The Regional Greenhouse Initiative (RGGI) is a consortium of northeastern states that impose a cap and trade program on power plants by capping the carbon dioxide emissions from electric generators, causing electricity prices to increase. Power plants that do not meet the cap must buy emissions allowances—costs that are passed onto the consumer. This is similar to the system in place in Europe which is currently experiencing significant energy price increases, and where some estimate prices will hit 100 euros ($113) per ton soon.

In 2020, the Virginia General Assembly approved the state to join RGGI and the authorization was signed by Governor Ralph Northam. However, Governor-Elect Youngkin plans to use executive action to remove the state from RGGI. Also, Pennsylvania Governor Tom Wolf wants his state to join the pact but there is an effort in the state legislature to block membership.
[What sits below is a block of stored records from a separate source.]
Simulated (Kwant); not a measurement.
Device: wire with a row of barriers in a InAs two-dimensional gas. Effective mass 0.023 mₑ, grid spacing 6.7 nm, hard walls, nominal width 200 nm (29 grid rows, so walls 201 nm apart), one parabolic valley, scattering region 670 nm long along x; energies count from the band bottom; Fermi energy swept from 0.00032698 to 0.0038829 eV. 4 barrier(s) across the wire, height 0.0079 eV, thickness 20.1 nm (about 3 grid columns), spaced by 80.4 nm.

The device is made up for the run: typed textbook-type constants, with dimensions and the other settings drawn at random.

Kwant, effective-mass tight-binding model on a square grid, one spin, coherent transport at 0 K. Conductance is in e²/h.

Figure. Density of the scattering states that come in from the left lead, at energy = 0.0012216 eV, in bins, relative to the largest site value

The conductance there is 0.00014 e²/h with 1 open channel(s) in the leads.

An aide to Governor-Elect Youngkin believes Virginia’s participation in RGGI is governed by a contract agreement signed by the Department of Environmental Quality, and as such the governor can withdraw Virginia from that agreement by executive action. However, others disagree because of the way state laws authorizing participation are written. Because the State Air Pollution Control Board has promulgated regulations to join RGGI, they believe a governor cannot issue an executive order to undo a duly promulgated regulation.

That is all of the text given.